Besides the successful breakthrough in relations with South Korea expressed via Moon Jae-in’s friendlier attitude at the Pyeongchang Winter Olympics, North Korea has successfully exploited Trump’s speculative businessman approach and has arranged the upcoming summit meeting. For China, North Koreans used an early secret meeting to make Beijing feel respected and valued. Certain media reports speculated that North Korea is actively seeking opportunities to meet with leaders of Russia and Japan as well.(23) Observers have indicated that China’s role has not been marginalized and that China's influence should not be exaggerated. Following North Korea’s acquisition of nuclear weapons, Kim is likely to pursue equidistant, bilateral, and asymmetric relations with every country that aims at exploiting the disagreements between China, the United States and Russia to maximize their own interests in negotiations.

A Nuclear-free North Korea?
It is hard to imagine Kim Jong-un taking the huge risk of developing nuclear weapons just in the hope of reaching a political settlement with the United States and China. If that was his only purpose, he could have held talks with the international community as soon as he consolidated his domestic position. Obviously, Kim Jong-un’s calculation of political interests is based on the position of his country in the international system. In addition to the recognition of his regime’s non-interference in the country’s internal affairs, it is highly likely that the international community will be asked to provide unconditional economic assistance and preferential treatment.(24)

In exchange for these benefits, it can be expected that the international community will demand that North Korea unconditionally dismantle its nuclear weapons and accept the supervision and inspections of international organizations. However, by agreeing to these demands, North Korea would lose its main bargaining chip. So long as this fundamental contradiction is not resolved, it will be difficult for Kim Jong-un to work with the leaders of major powers to resolve this issue, and that is why experts speculate that Kim prefers a phase-out approach while Washington prefers “the Libyan model of disarming before lifting sanctions”.(25)

However, compared with a Kim Jong-un that has no nuclear weapons, the flexibility and initiative demonstrated by North Korea today during its negotiations have already shown that although Kim Jong-un will not actually be able to use nuclear weapons, his acquisition of nuclear power has markedly improved his confidence in international political affairs and diplomatic negotiations. This psychological effect may have a far greater impact than North Korea's actual nuclear weapons power.

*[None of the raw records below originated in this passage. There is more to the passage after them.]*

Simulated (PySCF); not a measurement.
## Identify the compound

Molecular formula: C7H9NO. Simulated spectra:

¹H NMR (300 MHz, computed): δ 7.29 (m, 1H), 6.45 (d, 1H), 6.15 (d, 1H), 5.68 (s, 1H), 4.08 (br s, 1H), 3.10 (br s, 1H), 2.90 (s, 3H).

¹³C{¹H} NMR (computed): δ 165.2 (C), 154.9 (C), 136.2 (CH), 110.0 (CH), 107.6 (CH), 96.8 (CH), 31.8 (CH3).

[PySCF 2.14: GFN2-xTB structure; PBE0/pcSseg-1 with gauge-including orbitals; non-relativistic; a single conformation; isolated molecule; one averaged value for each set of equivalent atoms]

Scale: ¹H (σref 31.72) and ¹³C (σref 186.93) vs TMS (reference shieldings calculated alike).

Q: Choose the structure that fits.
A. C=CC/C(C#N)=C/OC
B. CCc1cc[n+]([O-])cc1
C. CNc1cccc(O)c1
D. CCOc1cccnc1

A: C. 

Will there be a hyper rapprochement among all members of the Six-Party Talks on the Korea Peninsula issue in the future? It is hard to draw a firm conclusion before the Trump-Kim summit. However from the inter-Korea talks and the talks between Xi and Kim that have already taken place, we can see that at Kim Jong-un has expressed his willingness to discuss the denuclearization of North Korea. Neither South Korea nor China produced any specific resolutions on this issue after their meetings with Kim Jong-un, indicating that the significance of these two meetings was mainly as symbolic ice-breaking rather than making substantive progress on resolving the Korea Peninsula issue.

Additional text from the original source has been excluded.